And all the boards did shrink;

Water, water, everywhere,

Nor any drop to drink.

ENGLISH poet Samuel Taylor Coleridge, writing these lines from The Rime of the Ancient Mariner more than 200 years ago, might as well have sketched the scene from the parched village of Sampona in southern Madagascar in 2017.

Home to more than 169 families, Sampona counts the Indian Ocean as its southern border, but without major investment in a desalination plant, people cannot use it to quench the thirst of this parched land.

With dwindling water tables, which are themselves highly saline owing to proximity to the ocean - a problem compounded by challenging geology - the availability of fresh water is extremely limited. At the peak of the dry season, a 20-litre jerry can cost as much as 1200 Madagascar ariary (R4.56) in a region where 92% of the people survive on less than $2 (R24.52) a day.

According to the World Bank, incomes average $0.83 a day here, meaning people sometimes spend more than a third of this on water.

The Indian Ocean has some of the saltiest waters in the world, especially in Madagascar’s zone - the belt between southern Africa and south-western Australia. And scientists say global warming is boosting salinity due to increased evaporation and reduced rainfall, especially in Africa.

“We do a little bit of (lobster) fishing but most of the time we just look at the ocean,” Chief Sylvain Soja Voalahatse says, a resigned expression on his face.

Southern Madagascar, the epicentre of the country’s struggle against climate change, is grappling with a third successive season of below-normal rainfall, forcing some villagers to walk 20km to find water. Across much of the region of about a million people cassava, rice and maize yields have slumped, leaving thousands threatened by famine.

The UN Children’s Fund (Unicef) and sister UN agencies, including the World Food Programme and the Food and Agriculture Organisation, as well as international donors such as the UK’s Department for International Development, are focused on helping communities build capacity to cope with future droughts and floods by helping them replace depleted assets as part of their humanitarian and development work.

“We are also working with the private sector, our partners and the government,” said Elke Wisch, Unicef’s country representative. “In addition to addressing the immediate needs, we are also urging longer-term investment in infrastructure in order to put sustainable solutions in place.”

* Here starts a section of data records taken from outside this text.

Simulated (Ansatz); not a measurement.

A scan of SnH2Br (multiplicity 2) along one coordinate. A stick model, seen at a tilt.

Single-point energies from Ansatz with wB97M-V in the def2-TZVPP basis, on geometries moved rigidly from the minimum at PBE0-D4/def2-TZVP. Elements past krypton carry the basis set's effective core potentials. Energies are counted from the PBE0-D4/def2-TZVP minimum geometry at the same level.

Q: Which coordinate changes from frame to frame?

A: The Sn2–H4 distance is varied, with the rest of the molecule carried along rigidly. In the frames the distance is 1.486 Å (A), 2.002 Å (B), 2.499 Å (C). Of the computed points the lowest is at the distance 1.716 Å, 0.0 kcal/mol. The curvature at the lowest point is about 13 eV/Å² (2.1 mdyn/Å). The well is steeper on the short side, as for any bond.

To alleviate the current water shortages, Unicef and its partners are supporting the construction and rehabilitation of water and sanitation infrastructure in schools and communities. At schools Unicef provides filters and handwashing devices. In rural areas water points are being built to pump water powered by solar or gravity-led systems.

One of these is the Mandrare pipeline, a $2million project set to benefit more than 46000 people in communities around the town of Amboasary. It is expected to be completed by the end of the year. .

Madagascar ranks fourth worst in the world in sanitation, with only 12% of its people using an improved sanitation facility. And the country ranks sixth worst in the world in the use of safe water, with only half the national population of about 25 million having access to clean water.

At the Mandrare River bridge near Amboasary, almost 1000km south of the capital Antananarivo, we met 15-year-old Mahalanjy and his three brothers as they packed the last of 10 20-litre water cans on to their cart, ready to start their six-hour journey home.

“We got nothing from the fields,” says Mahalanjy, who adds that he can’t recall the last time he was in school. He says perhaps the most he has spent in school is two years. To a question on water at home, he has only one word - “Nothing”.

Mahalanjy and his brothers, as well as dozens of other people, harvest their water from wells dug in the sand, and use this for everything from cooking to washing clothes.

Around him was a hive of activity: in pools dotted along the river, women were bathing and washing clothes while kids frolicked in copper-coloured water, discoloured from dirt gathered along the 270km Mandrare River, which becomes a patchwork of disconnected pools when it dries up in the dry season.

The drought is an unwelcome distraction in a country with some of the worst human development indicators in the world. The country’s human development index of 0.512 in 2016 ranked it 158 out of 181 countries surveyed by the UN Development Programme. And it had been for the past 20 years.

Those statistics become more alarming when the focus shifts to children. Unicef says 47% of the country’s children are stunted - meaning they have suffered irreparable physical growth, and potentially mental development shortfalls - with the consequent impact reflected in the economy.

A recent joint Unicef/National Office of Nutrition study found that reduced productivity attributable to chronic malnutrition costs Madagascar $740m annually.

“It’s a slow, step-by-step slide into poverty,” says Jean-Benoit Manhes, the Unicef deputy representative in Madagascar. “Poverty is the cause of negative coping mechanisms,” he adds, citing rising school dropout rates, child labour and child marriage as among the key consequences for children.

The Ministry of Population, Social Protection and the Promotion of Women says it is playing a key role in helping the vulnerable access water by co-ordinating government programmes through the National Office of Risk and Disaster Management and the Ministry of Economy and Planning.

“The ministry is co-ordinating interventions so that the departments complement each other,” says Frédéric Andrianome Rakotovoavy, a ministry spokesperson.

* Unicef covered travel expenses for journalists on this trip.

* Mutizwa is a freelance writer.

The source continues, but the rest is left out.